Two of the world’s largest derivatives operators, CME Group and Intercontinental Exchange (ICE), are reportedly increasing pressure on U.S. regulators to examine decentralized trading platform Hyperliquid more closely. This is raising concerns about possible market manipulation and sanctions evasion within the fast-growing crypto derivatives sector.
The push comes as regulators in Washington intensify scrutiny of decentralized finance platforms. These platforms offer perpetual futures and leveraged trading products without traditional compliance structures. Additionally, industry executives and policymakers are becoming increasingly worried that offshore crypto venues could expose institutional investors to legal and financial risks. This trend could also undermine confidence in regulated U.S. markets.
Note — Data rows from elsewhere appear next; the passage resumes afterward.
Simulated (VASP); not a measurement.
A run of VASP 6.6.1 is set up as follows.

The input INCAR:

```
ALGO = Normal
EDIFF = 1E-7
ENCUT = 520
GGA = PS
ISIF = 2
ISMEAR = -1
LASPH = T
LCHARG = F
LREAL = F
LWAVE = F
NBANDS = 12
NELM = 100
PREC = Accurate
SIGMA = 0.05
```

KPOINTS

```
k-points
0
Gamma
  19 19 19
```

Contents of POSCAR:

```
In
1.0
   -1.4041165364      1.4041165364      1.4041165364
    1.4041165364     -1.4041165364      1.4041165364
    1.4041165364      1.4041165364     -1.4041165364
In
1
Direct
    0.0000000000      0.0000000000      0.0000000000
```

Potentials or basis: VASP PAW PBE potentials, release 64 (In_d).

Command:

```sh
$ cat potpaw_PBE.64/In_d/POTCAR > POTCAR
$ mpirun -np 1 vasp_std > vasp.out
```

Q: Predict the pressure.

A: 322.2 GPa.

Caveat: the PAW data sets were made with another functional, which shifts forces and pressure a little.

Hyperliquid Faces Growing Regulatory Attention
Hyperliquid has rapidly emerged as one of the most active decentralized perpetual futures exchanges in crypto markets. The platform has attracted traders seeking high leverage, low fees, and permissionless access to digital asset derivatives.
However, the exchange’s decentralized structure has also sparked concerns among major traditional finance firms. According to market participants familiar with the discussions, executives tied to CME and ICE believe regulators should examine whether platforms like Hyperliquid provide sufficient protection against wash trading and spoofing. Furthermore, they question whether these platforms offer protection against cross-border sanctions violations.
The concerns reflect a broader debate surrounding decentralized exchanges, commonly called DEXs, which operate without centralized intermediaries. Unlike regulated futures exchanges in the United States, many DeFi platforms allow users to trade anonymously through crypto wallets. As a result, compliance and identity verification are more difficult.
Financial regulators worldwide have warned that anonymous blockchain-based trading systems may create opportunities for illicit financing or sanctions evasion if monitoring systems are weak. Moreover, academic research published in recent months has highlighted vulnerabilities tied to decentralized markets and on-chain sanctions enforcement.
Why CME and ICE Are Concerned
For traditional exchanges like CME and ICE, the rise of decentralized perpetual trading platforms represents both a competitive threat and a regulatory challenge.
CME operates one of the world’s largest regulated crypto futures marketplaces, offering Bitcoin and Ethereum derivatives to institutional investors. ICE, the parent company of the New York Stock Exchange, has also expanded its digital asset ambitions through crypto-related infrastructure and clearing services.
Both firms operate under strict U.S. regulatory frameworks that require anti-money laundering controls and customer identification procedures. These frameworks also require surveillance systems and reporting standards. Executives within the regulated derivatives industry argue that decentralized exchanges should face similar oversight if they continue attracting significant trading volumes.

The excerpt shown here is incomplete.